For the first time in two years, Yahoo has grown the percentage of spending from major technology advertisers in North America and Asia-Pacific (APAC) at the expense of Google, according to Covario’s Q2 2008 Global Search Spend Analysis series - via MarketingCharts.

There are also signs of compression in paid-search spending growth, evidenced by a dip to 43 percent from a 52 percent growth rate in the previous quarterly analysis, according to Covario, which said this decline is partly because of budgetary pressures from economic conditions and better optimization that enables similar return results at lower spend levels.

This second installment in Covario’s analysis series shows the latest global paid-search spending allocation patterns for 128 brands at 12 major technology companies such as Adobe, Intel, Lenovo and Research in Motion (RIM) between Q1 2007 to Q2 2008. The combined paid search advertising spend of the analyzed brands represents more than $225 million.

“Our client roster inspired us to launch this analysis series due to our customers’ unique positions in the advertising ecosystem - they are US-based, but also global in the scope regarding their paid search advertising programs, so they tend not to be retailers or e-commerce vendors who focus on one geographic region,” said Craig Macdonald, VP of marketing and product management at Covario.

Study findings:

  • Compared with the 10 percent North America budget allocation reported for Yahoo in Covario’s Q1 analysis, there was an increase to 14 percent in Q2 - coming directly from allocations that had previously gone to Google, which fell from 86 percent to 81 percent (Q1 to Q2).
  • Although the share of spending allocation in APAC is only about 7 percent of budget allocation, Yahoo’s portion increased nearly 35 percent at the expense of Google. Yahoo climbed from approximately 15 percent in Q1 to 50 percent in Q2, while Google decreased from 72 percent in Q1 to 46 percent in Q2. The remainder of this share gain came from Baidu. Q2 allocation to Baidu was only 5 percent in Q2, down from approximately 14 percent in Q1.
  • Europe, Middle East and Africa (EMEA) is a non-competitive market, with Google accounting for more than 90 percent of global advertisers’ paid-search spend. This is up more than 10 percent from a year ago and up nearly two percent from Q1.
  • Spending in APAC was 7 percent, down slightly from nearly 12 percent in Q1. High-tech and consumer electronics companies, which dominate Covario’s analysis, tend not to allocate a very large advertising spend in the region because of concerns over intellectual property protection.
  • North America accounts for 65 percent percent of spending, up by less than one percent from Q1 and up approximately 6.5 percent from 2Q07.

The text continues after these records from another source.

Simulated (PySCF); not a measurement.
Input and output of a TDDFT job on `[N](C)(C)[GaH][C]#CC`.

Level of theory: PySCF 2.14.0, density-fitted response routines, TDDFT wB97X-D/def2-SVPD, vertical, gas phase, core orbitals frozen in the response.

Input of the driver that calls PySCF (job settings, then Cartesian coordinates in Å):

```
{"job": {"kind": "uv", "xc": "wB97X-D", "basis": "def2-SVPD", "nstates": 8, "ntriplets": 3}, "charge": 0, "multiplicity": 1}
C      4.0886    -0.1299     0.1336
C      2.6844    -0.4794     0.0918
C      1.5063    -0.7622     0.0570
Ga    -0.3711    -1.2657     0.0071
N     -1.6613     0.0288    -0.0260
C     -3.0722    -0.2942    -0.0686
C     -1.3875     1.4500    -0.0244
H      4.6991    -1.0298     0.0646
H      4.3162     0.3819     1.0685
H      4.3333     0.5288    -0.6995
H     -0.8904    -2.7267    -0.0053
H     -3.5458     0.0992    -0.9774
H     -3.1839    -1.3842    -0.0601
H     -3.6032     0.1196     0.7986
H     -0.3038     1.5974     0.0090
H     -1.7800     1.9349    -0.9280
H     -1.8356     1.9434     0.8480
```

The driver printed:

There has been a steady increase in allocations to EMEA-based search spending since 3Q07, Covario said: In the middle of last year, the allocation was less than 10 percent because of complications related to Yahoo’s Panama platform, in 2Q208 the allocation was up to 27.5 percent.

Advertisers are increasing their allocation to EMEA because of a more positive economic outlook in the region than in the United States, Covario said. Covario also does not necessarily expect a Q3 uptick in spending in APAC because of the Olympics, but there is a possibility of Olympics ads in EMEA and North America driving spending in those regions.